Qualified immunity shields government actors from civil damages unless their
conduct violates “clearly established statutory or constitutional rights of which a
reasonable person would have known.” Pearson v. Callahan, 555 U.S. 223, 231 (2009).
The doctrine balances “the need to hold public officials accountable when they exercise
power irresponsibly” with “the need to shield officials from harassment, distraction, and
liability when they perform their duties reasonably.” Id. Put another way, qualified
immunity exists to prevent overdeterrence by ensuring that officials do not shy away
from their duties and that they have fair notice of liability. Scheuer v. Rhodes, 416 U.S.
232, 240 (1974); Harlow v. Fitzgerald, 457 U.S. 800 (1982). To avoid undue interference
with their duties, public officials have the right—within reason—to make the wrong call.

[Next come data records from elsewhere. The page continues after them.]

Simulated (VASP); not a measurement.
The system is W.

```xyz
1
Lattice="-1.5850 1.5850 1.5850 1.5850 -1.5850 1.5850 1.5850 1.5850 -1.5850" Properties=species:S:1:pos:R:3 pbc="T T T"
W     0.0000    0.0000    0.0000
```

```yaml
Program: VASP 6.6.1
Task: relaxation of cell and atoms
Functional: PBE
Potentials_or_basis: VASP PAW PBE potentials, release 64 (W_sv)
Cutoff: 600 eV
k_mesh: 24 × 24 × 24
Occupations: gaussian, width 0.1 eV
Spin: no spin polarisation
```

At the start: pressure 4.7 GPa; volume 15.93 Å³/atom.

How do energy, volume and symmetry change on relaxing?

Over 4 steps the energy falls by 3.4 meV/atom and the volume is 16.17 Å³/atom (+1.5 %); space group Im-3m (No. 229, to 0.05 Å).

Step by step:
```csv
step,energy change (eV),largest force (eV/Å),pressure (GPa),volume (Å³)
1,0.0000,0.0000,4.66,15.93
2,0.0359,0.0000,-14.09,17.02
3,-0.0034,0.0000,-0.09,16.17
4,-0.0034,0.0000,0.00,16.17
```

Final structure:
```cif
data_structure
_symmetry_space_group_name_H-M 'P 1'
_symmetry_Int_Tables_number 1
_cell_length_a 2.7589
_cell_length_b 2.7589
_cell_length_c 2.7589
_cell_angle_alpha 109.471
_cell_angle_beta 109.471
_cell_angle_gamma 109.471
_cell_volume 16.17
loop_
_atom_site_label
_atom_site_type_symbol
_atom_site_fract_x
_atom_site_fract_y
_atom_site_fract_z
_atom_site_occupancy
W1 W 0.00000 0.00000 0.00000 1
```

Qualified immunity will operate to protect officials from the “hazy” borders of what is
lawful and unlawful, and shields officers who have “reasonable, but mistaken” views of
the law. Saucier v. Katz, 533 U.S. 194, 205 (2001). In other words, “qualified immunity
gives government officials breathing room to make reasonable but mistaken judgments
about open legal questions,” and will protect “all but the plainly incompetent or those
who knowingly violate the law.” Ashcroft v. al-Kidd, 563 U.S. 731, 743 (2011).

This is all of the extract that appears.